[Date Prev][Date Next][Thread Prev][Thread Next][Date Index][Thread Index]

Re: Expected deduplication doesn't take place



Hi Igor,
When you compress files, a single different byte changes the whole content of the compressed file. That's why the deduplication it's not working, because all the blocks of all the compressed files you ever uploaded to tarsnap are different to each other.
If you have to upload your files compressed, try gzip --rsyncable, it makes your compressed files work better with rsync and also with tarsnap.
Hope it helps.
--
Mauro Ciancio

On Tue, Jan 19, 2016 at 6:12 AM, Igor Ostapenko <igor.ostapenko@gmail.com> wrote:
Hi,



Could you please give me a clue what's wrong in the following situation.

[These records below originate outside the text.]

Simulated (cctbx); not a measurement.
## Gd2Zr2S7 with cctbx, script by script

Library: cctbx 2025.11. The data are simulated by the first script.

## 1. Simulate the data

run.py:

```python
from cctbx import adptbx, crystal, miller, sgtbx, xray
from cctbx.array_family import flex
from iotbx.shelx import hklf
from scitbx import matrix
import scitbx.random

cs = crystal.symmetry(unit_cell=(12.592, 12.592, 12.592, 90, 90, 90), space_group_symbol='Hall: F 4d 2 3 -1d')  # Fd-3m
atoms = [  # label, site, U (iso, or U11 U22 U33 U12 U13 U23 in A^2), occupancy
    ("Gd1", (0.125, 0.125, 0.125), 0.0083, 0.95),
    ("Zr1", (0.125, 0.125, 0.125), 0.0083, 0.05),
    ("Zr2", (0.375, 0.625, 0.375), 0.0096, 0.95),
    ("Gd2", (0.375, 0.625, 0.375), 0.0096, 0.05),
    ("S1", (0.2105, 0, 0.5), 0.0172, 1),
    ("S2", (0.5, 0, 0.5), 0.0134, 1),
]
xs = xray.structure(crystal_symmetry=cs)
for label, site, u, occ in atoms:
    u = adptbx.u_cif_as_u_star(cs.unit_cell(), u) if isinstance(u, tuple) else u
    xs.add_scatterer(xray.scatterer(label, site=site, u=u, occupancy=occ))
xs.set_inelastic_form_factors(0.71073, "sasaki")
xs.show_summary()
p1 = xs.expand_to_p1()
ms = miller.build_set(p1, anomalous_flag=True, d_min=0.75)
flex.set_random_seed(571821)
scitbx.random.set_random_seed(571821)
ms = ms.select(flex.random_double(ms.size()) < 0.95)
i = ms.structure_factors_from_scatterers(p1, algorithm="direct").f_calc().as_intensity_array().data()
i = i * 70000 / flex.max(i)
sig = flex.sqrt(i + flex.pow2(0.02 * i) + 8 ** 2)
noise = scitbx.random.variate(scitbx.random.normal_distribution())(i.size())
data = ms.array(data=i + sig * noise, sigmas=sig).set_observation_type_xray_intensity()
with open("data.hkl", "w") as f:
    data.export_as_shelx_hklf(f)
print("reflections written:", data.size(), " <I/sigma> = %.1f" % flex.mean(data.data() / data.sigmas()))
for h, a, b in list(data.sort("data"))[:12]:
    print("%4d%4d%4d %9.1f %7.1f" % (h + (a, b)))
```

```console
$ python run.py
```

I have a directory with static content. Subsequent tarsnapping looks to

be without deduplication, like content was changed (but it's not). I've

taken one of its files for testing:



$ # The first run

$ tarsnap -cvf .test.daily.20160119104958 .test

a .test

a .test/file.tar.xz

                                       Total size  Compressed size

All archives                               8.3 GB           3.5 GB

  (unique data)                            1.4 GB           622 MB

This archive                                10 MB            10 MB

New data                                    10 MB            10 MB



$ # The second run

$ tarsnap -cvf .test.daily.20160119105034 .test

a .test

a .test/file.tar.xz

                                       Total size  Compressed size

All archives                               8.3 GB           3.5 GB

  (unique data)                            1.4 GB           622 MB

This archive                                10 MB            10 MB

New data                                    10 MB            10 MB



$ ls -nl .test

total 10580

-rw-------  1 501  20  10830836 19 Jan 10:49 file.tar.xz



$ tarsnap --version

tarsnap 1.0.36.1





I have a bunch of *.gpg files in another archive where deduplication

works as expected.



It's a need to keep files in tar.xz. Anyway, conceptually I expected

deduplication in this case.





What do you think?